2021 Schedule – updated June 29, 2021

Annual Meeting and Registration, Friday, September 17th

Registration on Friday evening, September 17th, will be held at Blue Ridge Community College Conference Center in Flat Rock, NC.  Dinner will be served with wine tasting. Following the annual Society meeting, Joe Forrest will give a short overview presentation on what we will see and learn during the next two days.  The evening will conclude with a first for the Carolina Geological Society – interviews via Zoom with Dr. Rainer Kuendig and Dr. Will Finger in Switzerland, and with Dr. Alex Maltman in Wales.  In 2018, Kuendig and Finger published a book (“Stein und Wein”) on the relationship of geology to viticulture in Switzerland.  Maltman has published numerous papers on the role of geology in viticulture, and his book “Vineyards, Rocks, and Soils: The Wine Lover’s Guide to Geology” (also published in 2018) is a popular examination of the issue.  The two books take somewhat differing views on the subject, which is a major theme of this year’s field trip. 

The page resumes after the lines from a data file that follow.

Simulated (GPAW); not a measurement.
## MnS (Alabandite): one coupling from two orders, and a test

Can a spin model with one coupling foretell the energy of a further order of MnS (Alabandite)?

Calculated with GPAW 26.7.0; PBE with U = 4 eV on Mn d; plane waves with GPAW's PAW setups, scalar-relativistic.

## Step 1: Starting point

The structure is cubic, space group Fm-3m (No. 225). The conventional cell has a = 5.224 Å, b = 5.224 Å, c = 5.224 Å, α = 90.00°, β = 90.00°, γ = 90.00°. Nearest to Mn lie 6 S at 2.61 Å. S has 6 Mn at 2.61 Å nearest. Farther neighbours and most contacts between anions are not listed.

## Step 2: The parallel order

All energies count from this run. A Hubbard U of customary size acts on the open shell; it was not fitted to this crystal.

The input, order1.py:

In the Field, Saturday, September 18th

On Saturday, September 18th, buses will depart downtown Hendersonville at 8:00am and drive down the Blue Ridge escarpment to the Inner Piedmont region for our first stop at the site of a tragic 2018 landslide in the Pacolet River Valley.  The stop provides a fascinating combination of geomorphology and geohazards, viticulture and climatology. Stop #2 will be at Parker-Binns Vineyards, where we will (1) begin our exploration of the origins of the rugged, precipitous Blue Ridge escarpment and its relationship to the Piedmont and Blue Ridge plateau, and (2) have an overview of the complex climate and weather patterns of the southern Blue Ridge and the role they play in viticulture.  We will then ascend the Blue Ridge escarpment and take our lunch break at Jackson Park in Hendersonville.  Following lunch, Stop #3 will be at Marked Tree Vineyards, which is located directly on the Eastern Continental Divide and illustrates the effects of the breaching of an earlier divide by the Broad River.  Stop #4, the final of the day, is at St. Paul Mountain Vineyards and Appalachian Ridge Cidery, where attendees can choose among four activities, including (1) an opportunity to simply sit and enjoy a glass of wine or cider, (2) a relaxing tour of the winery and cidery operations, (3) a more vigorous, but not overly stressful, hike in the cidery orchard with talk on sustainable agriculture by the vineyard/cidery owner, and (4) a talk on the history of viticulture in North Carolina, with emphasis on the fascinating modern phase.  This last stop of the day is a great place to rest and enjoy the setting sun before returning to downtown Hendersonville. 

In the Field, Sunday, September 19th  

On Sunday, September 19th we will depart Hendersonville at 8:30am and drive to the Biltmore Estate Winery, which is the most visited winery in the US.  Though thousands of people visit the winery at Biltmore, the estate’s vineyards are not normally accessible to the public, so our visit may be a once-in-a-lifetime opportunity to view and learn about an interesting and controversial site.  At the end of the visit, the very gracious team at Biltmore will provide us with a wine pouring and toast to the Carolina Geological Society and to North Carolina viticulture.  On our way back to Hendersonville we will conclude the excursion with a stop on Point Lookout Mountain for a spectacular view of the Blue Ridge plateau, the Blue Ridge escarpment, and the Eastern Continental Divide.  If weather conditions are right, you will have a view of Mount Mitchell, the highest point of the Appalachians, and a final toast to the magnificent beauty of our southern Appalachians.

Possible Additional Stop on Sunday, September 19th Burntshirt Vineyards has invited us to visit its high vineyard (3600’) on the Blue Ridge escarpment.   This site is one of the most beautiful vineyards in eastern America (See accompanying picture) and one of the highest, but is not easily accessible, due to the steep and winding dirt trail to the site.  We are not sure the school buses we normally use can make this climb.  We may be able to hire smaller vans that can accommodate 12-15 passengers and offer an extra stop on Sunday afternoon for those who wish to experience this gorgeous site.  There would be an extra fee for this visit to cover costs of the vans.  More on this possibility in a later update.